For Gavi, the line is clear. Compete, yes. Fight, no.
“I am one of those who thinks that there are always going to be scraps there with your teammates training at a time of the season, because that is how it is, it is competitiveness and that is always fine up to a point, obviously,” he said, accepting the usual training‑ground friction that comes with elite football.
Then came the pivot.
“But in the end, if it comes to blows, well then the coach should not play him. If it is true that they came to blows, for me he made a mistake by calling him [Tchouameni] up and making him play. But I don't know the truth of what happened either.”
The reference was unmistakable. Tchouameni featured against Barcelona on May 10, a 2-0 defeat for Real Madrid that sealed La Liga for the Catalans. For Gavi, the decision to field the Frenchman so soon after such an incident, if confirmed, crossed a moral boundary that competitiveness cannot excuse.
Arbeloa, now the man in charge at the Bernabéu, came under direct scrutiny. Gavi suggested the Real Madrid manager should have taken a firmer stance, that authority in a top‑level dressing room is measured not only in tactics and team talks, but in the willingness to sit a player down when internal lines are crossed.

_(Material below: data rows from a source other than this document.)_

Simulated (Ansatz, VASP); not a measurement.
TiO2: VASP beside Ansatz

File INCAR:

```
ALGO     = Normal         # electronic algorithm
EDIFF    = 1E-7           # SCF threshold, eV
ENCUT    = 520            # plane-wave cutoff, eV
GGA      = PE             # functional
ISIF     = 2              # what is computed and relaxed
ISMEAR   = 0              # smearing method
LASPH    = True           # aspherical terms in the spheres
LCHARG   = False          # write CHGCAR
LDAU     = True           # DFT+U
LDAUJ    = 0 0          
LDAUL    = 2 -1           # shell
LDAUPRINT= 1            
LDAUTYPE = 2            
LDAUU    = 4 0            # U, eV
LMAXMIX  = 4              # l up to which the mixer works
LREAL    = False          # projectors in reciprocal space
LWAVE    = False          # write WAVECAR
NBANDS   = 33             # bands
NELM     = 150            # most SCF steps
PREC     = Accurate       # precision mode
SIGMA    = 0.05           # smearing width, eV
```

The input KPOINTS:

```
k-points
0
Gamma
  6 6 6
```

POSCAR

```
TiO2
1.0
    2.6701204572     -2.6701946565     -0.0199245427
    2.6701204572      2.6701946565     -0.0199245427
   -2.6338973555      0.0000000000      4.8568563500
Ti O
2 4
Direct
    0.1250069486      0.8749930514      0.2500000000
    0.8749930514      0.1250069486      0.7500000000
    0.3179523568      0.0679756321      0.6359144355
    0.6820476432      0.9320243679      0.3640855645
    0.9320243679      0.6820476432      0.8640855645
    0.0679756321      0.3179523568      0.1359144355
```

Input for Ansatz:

The clash between Tchouameni and Valverde is one storm. Another has been brewing in the boardroom.
The conversation with Mundo Deportivo inevitably drifted towards the eternal rivalry and the narrative around Barcelona’s recent success. Gavi’s words carried an edge sharpened by Real Madrid president Florentino Pérez’s comments on the Negreira case, in which Pérez claimed his club had been “robbed” of seven La Liga titles.
“Everything knows that from Madrid they are always going to belittle or take credit away from the things that we win or our titles. So that shouldn't matter to us,” Gavi insisted. There was no attempt to soften the rivalry, no diplomatic middle ground. Just a blunt reading of how he believes the capital views Catalan success.
He then turned to what, for him, is the core of the story: how Barcelona have been winning.
“As I tell you, it has a lot of merit to win two Leagues in a row with many homegrown people, many people from La Masia and without many signings.”
That is the badge he wants this Barça to wear. Not the most expensive, not the flashiest in the market, but a team built on players who grew up in the academy, promoted at a time when the club’s economic reality closed the door to big‑money solutions.
While Real Madrid continue to fill headlines with marquee arrivals and heavyweight investment, Barcelona have been forced to look inward. For Gavi, that constraint has become a source of pride rather than a weakness.
“In the end there have been very few signings. Other teams have signed many players every year and it is something to be proud of,” he pointed out.
The subtext is obvious. One club leans on chequebooks and star power; the other, at least in this phase, leans on La Masia and survival instincts. Gavi is not pretending the rivalry is about to soften. He is saying the opposite: Barcelona will not wait for recognition from Madrid, and they will not apologise for winning with kids when others spend big.
The next chapter of this era will not just be written on the pitch. It will be written in how these two giants choose to build, to spend, to trust – and in who, when tempers flare behind closed doors, is told to sit out.